It's thus oddly appropriate that I've devoted my career to studying the industrialization of the South. Not a terribly lucrative way to spend one's time, but I've fortunately gotten Vanderbilt University to help pay the bills, in return for the opportunity to teach the history of the American South. I teach for other reasons than to feed a habit, of course; having grown up in the South at the end of the Jim Crow era, listening to tales of the South of mules and poverty at the kitchen table, I'm aware of the rush of change, and even more of the gulf separating my own experience and that of my students. I see my task as bridging both of those gulfs, of showing the depths that lie beneath the too-glossy surface of the modern urban-suburban South.
This task I see as especially important because the past shapes the present in ways not readily visible to those not aware of it. For all the complaints about the "disappearing South," it hasn't so much disappeared as simply changed--for better and for worse . As this photograph shows, the floor of the mill shown above is now empty, but it ran over ninety years, and the way of life it created shaped the lives of generations of southerners, in ways that continue to haunt the South of skyscrapers and suburbs.
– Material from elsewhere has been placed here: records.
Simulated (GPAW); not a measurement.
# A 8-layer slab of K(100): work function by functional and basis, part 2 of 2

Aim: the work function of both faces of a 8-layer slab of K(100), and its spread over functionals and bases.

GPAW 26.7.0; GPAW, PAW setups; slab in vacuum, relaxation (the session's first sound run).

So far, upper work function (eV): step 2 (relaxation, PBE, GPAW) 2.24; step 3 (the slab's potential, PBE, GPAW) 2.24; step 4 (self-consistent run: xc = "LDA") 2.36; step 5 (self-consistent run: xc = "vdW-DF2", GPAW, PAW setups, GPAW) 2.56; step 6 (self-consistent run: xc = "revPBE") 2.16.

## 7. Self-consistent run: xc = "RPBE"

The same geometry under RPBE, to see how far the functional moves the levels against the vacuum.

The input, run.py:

Teaching and research isn't all I do. I'm a (too infrequent) cyclist, and a choral singer (with, among other groups, the Nashville Symphony Chorus), with a particular interest in the old shaped-note, or fasola tradition of the rural South. I am an elder (currently inactive) at Trinity Presbyterian Church in Nashville, a congregation of the Presbyterian Church (U.S.A.). Finally, I occasionally indulge longtime enthusiams for southern culture of various sorts, but especially mountain-derived music such as "old-time" and bluegrass music.